In calculating rotation returns, I assume that a constant rotation has been obtained. This means that all continuous corn acres are in continuous corn and continuous corn returns will be used in calculating continuous corn rotation return. It is possible to have higher returns for all corn if a switch is being made away from soybeans in the previous year (moving from a corn-soybeans rotation to continuous corn).
Rotations returns are:
- $545 per acre for corn-soybeans rotation (average of $643 return for corn-after-soybeans and $446 return for soybeans-after-corn).
- $562 per acre for corn-corn-soybeans (average of $643 return for corn, $571 for corn-after-corn, and $471 for corn-after-two-years-corn).
- $525 per acre for continuous corn.
These rotation returns suggest that the corn-corn-soybeans rotation is the most profitable rotation.
For the corn-corn-soybeans rotation to be more profitable than corn-soybeans rotation, corn-after-corn yields cannot be too far below corn-after-soybeans yields. The above budgets assume that the188 bushel corn-after-corn yield is 10 bushels less than the 198 bushel corn-after-soybeans yield. The corn-soybeans rotation has higher returns than the corn-corn-soybeans rotation if the corn-after-corn yield is below180 bushels per acre. This implies that the corn-soybeans rotation is more profitable if there is an 18 bushel yield drag for corn-after-corn (198 bushel corn-after-soybean yield minus 180 break-even corn-after-corn yield). In this case, this works out to be a 10 percent yield drag.
Continuous corn is not as profitable as corn-corn-soybeans. For continuous corn to have the same profitability as the corn-corn-soybeans rotation, the continuous corn yield has to be 186.5 bushels. This 186.5 bushel yield compares to the budgeted yield of 188 bushels for corn-after-soybeans. Essentially, continuous corn cannot have a yield drag compared to corn-after-corn given the prices, yields, and costs shown in Table 1.
The Choice in 2013
Planting corn in 2013 is projected to be more profitable than soybeans. For example, the corn-after-corn return of $571 per acre is $125 per acre higher than soybeans-after-corn. This $125 difference is large compared to historical differences in returns. Between 2006 through 2011, corn has average $58 per acre more profitable than soybeans on central Illinois high-productivity farmland.

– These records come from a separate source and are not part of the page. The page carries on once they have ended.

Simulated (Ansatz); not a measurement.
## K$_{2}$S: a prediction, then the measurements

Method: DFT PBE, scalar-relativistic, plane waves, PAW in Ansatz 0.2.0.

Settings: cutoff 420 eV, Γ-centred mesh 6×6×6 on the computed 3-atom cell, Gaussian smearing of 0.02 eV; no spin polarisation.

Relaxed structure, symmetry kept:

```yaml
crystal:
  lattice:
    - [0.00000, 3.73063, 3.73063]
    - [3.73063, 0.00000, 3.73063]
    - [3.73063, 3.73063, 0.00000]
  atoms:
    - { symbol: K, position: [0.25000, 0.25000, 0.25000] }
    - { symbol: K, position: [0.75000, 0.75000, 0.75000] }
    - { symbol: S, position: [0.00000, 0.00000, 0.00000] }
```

While planting my corn in 2013 may be more profitable, it may require giving up returns in future years, as fewer acres of corn-after-soybeans can be planted in 2014. Which way farmers will go is an open question. In recent years, many farmers have had much worse yield drags for corn-after-corn than those implied by budgets in Table 1. Reports of corn-after-corn having more than 40 bushels lower than corn-after-soybeans are not uncommon. These poorer corn-after-corn yields may cause some farmer to planting more soybeans.
Corn is projected more profitable than soybeans in 2013. Planting more corn in 2013 can result in lower returns in 2014 because fewer acres of corn-after-soybeans can be planted.
Rotation projections in this article are based on budgets in Table 1. Results are sensitive to yield drags for corn-after-corn and continuous corn. Also, farmland of lower productivity generally has less of an advantage in planting more corn. Historically, corn yields rare higher relative to soybean yields on higher productivity farmland. Hence, planting more soybeans on lower productivity farmland than suggested herein may be warranted.